The dog days of summer can be a time when the district administration proposes sensitive matters in the hope that you are paying less attention. There is some science behind this strategy because school is not in session and even the parents who care about school issues are busy managing kids or going on vacation.
We saw the administration and the board take advantage of the lull at the last board meeting with the money grab for some of the highest-paid district employees.
And it’s a hoot to see the men in the administration attending summer meetings without the business attire they usually wear when the spotlight is shining.
Contrary to popular belief, there is news – important news, in fact. Before I disclose this, it is important to note that what you are about to read has not been reported in the Daily Pilot or the OC Register, nor are you likely to read it there. The downturn in the newspaper business has created a tremendous shortage of reporting manpower, which has increased reliance on news services and forced papers to report only what they believe are the hottest stories.
The sad end result is an increasing dependence on school district press releases to act as news. In almost every case, district press releases report only good news – puff stuff that makes readers think all is well. But as you will read, all is not well.
John Caldecott, the district’s ex-Human Resources head, is pressing his case for the release of documents he claims will support financial improprieties. The latest development is a reply by Caldecott’s attorney to the district’s reponse to the demand to show cause, that is, to show why the documents should not be released.
Here are the most recent exchanges:
It’s a lot of legal saber rattling so if you’re not inclined to read it, here are two salient points I extracted this morning.
On page 13 of Caldecott’s statement, it reads, “Petitioner [Caldecott] is entitled to what is in effect a declaration by the court that these are public records, regardless of whether they are in his possession or not, so that appropriate public scrutiny can be shed on good faith reports of alleged malfeasance and corrupt practices by both elected and non-elected public officials.”
OK, hold that thought for a moment while you read this from page 7 of the district’s response: “An order granting the Petitioner’s request under the CPRA would be meaningless, abstract and hypothetical since Petitioner and his attorney admitted Petitioner already has all the records, some of which the Petitioner himself authored while employed as the Executive Director of Human Resources. Thus, the action is moot.”
These excerpts highlight the biggest difference in this tussle. Caldecott wants you, and law enforcement authorities, to be able to determine whether any crimes were committed. The district says they won’t release the documents because it’s a moot point.
No, it’s not a moot point. Caldecott is pushing for public disclosure of the documents by the district, not private revelations from what would be perceived as a disgruntled ex-employee. Big difference.

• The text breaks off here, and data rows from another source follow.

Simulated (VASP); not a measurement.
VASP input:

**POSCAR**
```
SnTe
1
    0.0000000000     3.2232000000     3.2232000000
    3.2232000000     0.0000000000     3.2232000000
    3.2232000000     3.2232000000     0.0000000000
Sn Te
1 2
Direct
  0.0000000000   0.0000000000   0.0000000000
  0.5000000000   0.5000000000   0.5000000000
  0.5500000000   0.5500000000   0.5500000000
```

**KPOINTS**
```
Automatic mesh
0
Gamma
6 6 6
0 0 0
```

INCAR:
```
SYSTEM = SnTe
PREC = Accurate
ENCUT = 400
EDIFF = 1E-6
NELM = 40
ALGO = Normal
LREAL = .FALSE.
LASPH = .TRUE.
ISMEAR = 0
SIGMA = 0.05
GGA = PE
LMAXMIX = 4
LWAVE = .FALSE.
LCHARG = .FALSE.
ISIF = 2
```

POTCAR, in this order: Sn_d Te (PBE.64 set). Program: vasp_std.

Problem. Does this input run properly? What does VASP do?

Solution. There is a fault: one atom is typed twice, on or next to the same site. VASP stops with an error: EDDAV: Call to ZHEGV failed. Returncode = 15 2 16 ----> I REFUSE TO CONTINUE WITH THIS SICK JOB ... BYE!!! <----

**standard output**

Besides, if the point is moot, why doesn’t the district go ahead and release the documents and save us all a lot of money? Why? Because they’re not concerned about saving your hard-earned tax dollars, that’s why. They are only concerned in this case with protection from what could be damning evidence of wrongdoing.
So, the district throws your cash at attorneys hoping to make this go away, and the legal bills mount. Think about that later this year when you pay the property taxes that go to support this nonsense.
Oh, and I know what you’re thinking because I’m thinking it, too: If the district has nothing to hide, why don’t they show us the documents? (Please don’t give me that “confidential employee” nonsense. This long ago stopped being about people.)